# Generalized Stokes' theorem

In the Wikipedia article on Stokes' theorem the following claim is advanced without any references given:

The main challenge in a precise statement of Stokes' theorem is in defining the notion of a boundary. Surfaces such as the Koch snowflake, for example, are well-known not to exhibit a Riemann-integrable boundary, and the notion of surface measure in Lebesgue theory cannot be defined for a non-Lipschitz surface. One (advanced) technique is to pass to a weak formulation and then apply the machinery of geometric measure theory; for that approach see the coarea formula.

Can someone explain what is the weak formulation announced here and how exactly can we obtain the general Stokes' theorem in $$\mathbb{R}^{3}$$ for surfaces with non-smooth boundaries?

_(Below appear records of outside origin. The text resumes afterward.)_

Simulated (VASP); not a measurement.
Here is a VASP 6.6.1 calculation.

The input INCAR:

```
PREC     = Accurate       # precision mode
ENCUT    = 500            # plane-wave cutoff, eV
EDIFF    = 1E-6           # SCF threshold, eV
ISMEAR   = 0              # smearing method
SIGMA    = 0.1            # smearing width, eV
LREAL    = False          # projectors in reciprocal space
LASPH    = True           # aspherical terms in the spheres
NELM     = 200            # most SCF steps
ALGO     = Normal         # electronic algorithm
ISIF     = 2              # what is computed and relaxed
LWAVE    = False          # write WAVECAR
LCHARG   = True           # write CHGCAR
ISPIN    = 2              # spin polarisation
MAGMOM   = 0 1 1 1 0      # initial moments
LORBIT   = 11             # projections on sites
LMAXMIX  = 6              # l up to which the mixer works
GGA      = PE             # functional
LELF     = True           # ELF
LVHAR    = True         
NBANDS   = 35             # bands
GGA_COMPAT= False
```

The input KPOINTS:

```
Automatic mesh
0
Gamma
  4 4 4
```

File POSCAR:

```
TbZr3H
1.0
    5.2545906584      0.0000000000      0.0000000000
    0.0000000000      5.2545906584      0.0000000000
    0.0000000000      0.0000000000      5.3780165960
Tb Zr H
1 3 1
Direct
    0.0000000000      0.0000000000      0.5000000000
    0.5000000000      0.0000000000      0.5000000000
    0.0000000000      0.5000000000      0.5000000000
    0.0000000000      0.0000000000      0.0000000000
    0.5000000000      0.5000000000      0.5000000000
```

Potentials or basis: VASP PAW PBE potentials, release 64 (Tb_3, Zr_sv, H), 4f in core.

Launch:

• This question is similar to some which arose before. The book by Sauvigny, Partial Differential Equations, gives a useful and simple criterion for application of Stokes's theorem with mild boundary singularities. Jan 20 at 11:42
• An elementary trick that works well for many simple examples with real analytic singularities is to write out an explicit resolution, and pull back the differential form. Consider a cone. It is obvious how to map a cylinder smoothly to it, squishing one end of the cylinder. But Stokes's theorem on the cylinder is easy: a manifold with corners. So Stokes's theorem holds on the cone by pulling back the relevant differential forms. Jan 20 at 13:17
• Dear @BenMcKay, thank you for your answer. I was more precisely looking for a weak formula in dimension 3 that could be similar to the generalized Gauss-Green theorem for sets of finite perimeter, if that is what is proposed in the wikipedia article. Jan 20 at 14:35
• Related question: mathoverflow.net/questions/358606/…
– mlk
Jan 21 at 12:09

Harrison, Jenny, Stokes' theorem for nonsmooth chains. Bull. Amer. Math. Soc. (N.S.) 29 (1993), no. 2, 235–242. This research announcement reports progress in developing a viable theory of integration of $$n$$-forms over possibly nonrectifiable $$n$$-dimensional domains in $$\mathbb{R}^m$$. As an example, this theory permits integration of a $$C^2$$ $$1$$-form over at least some Jordan curves in $$\mathbb{R}^3$$ with Hausdorff dimension greater than two.